Today will be like no other in the Volunteer State, as domestic sports betting apps are scheduled to be rolled out to mobile devices by the Tennessee Education Lottery Corporation (TEL) at 8:00 AM.
Four sportsbooks have already received licenses from the TEL to commence Tennessee sports betting operations today – DraftKings, FanDuel, BetMGM, and Action247.
The first three are major players in the domestic sports betting market. Action247, however, has limited its operations exclusively to Tennessee.
Tech corporation Flexential has been approved as an official vendor to assist with the state’s sports betting app rollout and will provide tech support, cybersecurity, and data protection.
“Online sports gaming operators need secure, highly available facilities for their applications to ensure safe transactions, maximum uptime and internet availability for end customers,”
Tom Myers, Regional Vice President of Flexential
Flexential will also be central to the functions of the data service center and will ensure smooth operations for today’s debut and onward.
Their focus is removing any potential for lag time because any hiccups on these Tennessee sports betting apps will cause for a poor user experience and will decrease the chance of the customer returning in the future.
Flexential is also focused on ensuring that all current mobile smartphones and tablets are supported, including Apple’s iPad, and iPhone, as well as popular Android-powered devices.
They are the first to receive such approval in TN, and they bring a successful track record along with them, with operations already in place with the Nevada Gaming Commission, and in Colorado’s burgeoning sports betting scene.
Sports betting in Tennessee was originally made legally in May of 2019, and state lawmakers have been creating regulatory language since that time.
Tennessee has historically had a conservative stance when it comes to in-state sports betting or gambling and has never allowed a domestic casino to be built within its borders.
Now, TN will pioneer domestic online gambling in the southeastern United States by being the first to offer online gambling on NFL Football, NCAA Football, and other major athletics occurring around the country.

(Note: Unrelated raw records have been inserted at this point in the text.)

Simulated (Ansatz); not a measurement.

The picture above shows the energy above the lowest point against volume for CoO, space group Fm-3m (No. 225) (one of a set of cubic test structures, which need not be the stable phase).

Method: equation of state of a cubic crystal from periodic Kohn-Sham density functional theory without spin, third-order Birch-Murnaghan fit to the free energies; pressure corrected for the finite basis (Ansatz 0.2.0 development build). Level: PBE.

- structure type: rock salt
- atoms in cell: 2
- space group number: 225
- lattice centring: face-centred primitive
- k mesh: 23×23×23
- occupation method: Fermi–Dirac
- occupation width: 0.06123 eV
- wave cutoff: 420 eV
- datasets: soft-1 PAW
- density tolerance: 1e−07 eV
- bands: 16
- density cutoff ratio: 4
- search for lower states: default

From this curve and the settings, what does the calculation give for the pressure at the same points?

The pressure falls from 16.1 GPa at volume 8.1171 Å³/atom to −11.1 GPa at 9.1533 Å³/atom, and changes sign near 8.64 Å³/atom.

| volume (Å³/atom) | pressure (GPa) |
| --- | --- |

Unfortunately, because betting on sports is limited to state-regulated apps, there won’t be any brick-and-mortar sportsbooks in Nashville any time soon, but that could change if legislators see room for growth in that sector following a fiscal year of online tax revenue collections.
Speaking of revenue, Tennessee regulations require a flat 10% hold on all sports betting profits in order to secure a license to operate a sportsbook within the state.
Most other states require 6% or less, meaning that betting lines in TN may be less advantageous than in other regions.
The adjustment will likely come in the form of additional juice, or vigorish, attached to betting odds. Since sports betting odds are designed to keep the action even on both sides, sportsbooks’ profit margins are slim, requiring them to take action on a multitude of lines to make money.
In order to operate in the black, TN sportsbooks will need to keep more of the juice, which means that bettors will be required to risk a greater percentage against the house than in other regions.
The inevitable impact of this added vigorish is that bettors will seek out more favorable lines at offshore sportsbooks.
These international sports betting sites aren’t held to the same standard that Tennessee sportsbooks will be, and they don’t have to pay any state taxes either.
Only time will tell how much of an impact that Tennessee’s 10% hold will have on their domestic sports betting intake. If the numbers don’t match the fiscal projections, the state legislature may have to go back to the drawing board and try again.